Saturday, November 21, 2009

Reflection # 6- Field Experience

During our field experience, Sarah and I were able to incorporate material from a website (www.utahindians.org) into our lesson plans. It helped us immensely by showing us great ways to not only make our lessons more interesting but also to help us demonstrate a more visual aspect of the lesson to the students. One of these lessons was the Bear dance of the Ute tribe. We had the kids watch a video of the dance and then chose 10 students, 5 of each gender, and had them try the dance while the rest of the students had two sticks, one with groves on it and the other without, and they rubbed them together to the beat of the Ute song that we played. We did get the typical reaction of the boys and the girls not wanting to dance together, but all and all we were able to get past that and they were able to have fun with it. One suggestion that was given was to teach all of the students the steps first before the dance to get them all involved and I wish now that we were able to do that.

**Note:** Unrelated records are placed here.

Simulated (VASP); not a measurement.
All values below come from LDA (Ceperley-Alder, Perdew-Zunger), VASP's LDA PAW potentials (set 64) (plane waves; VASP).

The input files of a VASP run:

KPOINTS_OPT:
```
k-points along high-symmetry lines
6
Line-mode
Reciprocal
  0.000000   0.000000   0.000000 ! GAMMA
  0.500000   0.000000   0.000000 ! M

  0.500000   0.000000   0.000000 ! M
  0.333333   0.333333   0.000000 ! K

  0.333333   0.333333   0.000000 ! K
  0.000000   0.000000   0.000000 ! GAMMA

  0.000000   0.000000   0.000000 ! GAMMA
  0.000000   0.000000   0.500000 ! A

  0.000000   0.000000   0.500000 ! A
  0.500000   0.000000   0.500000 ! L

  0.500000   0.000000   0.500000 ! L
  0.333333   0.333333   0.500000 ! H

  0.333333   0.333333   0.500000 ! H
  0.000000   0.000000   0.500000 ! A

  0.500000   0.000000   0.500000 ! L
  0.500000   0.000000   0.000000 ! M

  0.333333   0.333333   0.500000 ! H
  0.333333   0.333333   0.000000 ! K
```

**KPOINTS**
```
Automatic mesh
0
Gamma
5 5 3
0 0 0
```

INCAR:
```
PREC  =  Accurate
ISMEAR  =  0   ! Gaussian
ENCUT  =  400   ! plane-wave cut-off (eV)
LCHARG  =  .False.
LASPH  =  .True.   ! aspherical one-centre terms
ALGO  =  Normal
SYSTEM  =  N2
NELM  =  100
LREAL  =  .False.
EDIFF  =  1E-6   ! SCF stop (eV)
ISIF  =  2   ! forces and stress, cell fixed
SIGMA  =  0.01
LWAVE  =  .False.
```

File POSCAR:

The other lesson, our art's for art's sake lesson, we drew an inspiration from the Navajo sand art and did a lesson on the symbolism of colors and shapes that they had. Each student was then given a pre-drawn picture to chose what colored sand to go where. The one problem that got drawn to this was time. It took longer than expected and we had to draw out time from other places.
All in all, I did have a good experience incorporating the arts in my field experience. I like to see the kids get into it, act it out and just in general have a more well rounded experience with the material. Through the arts, the students are able to retain more knowledge because it was more than just words on a page.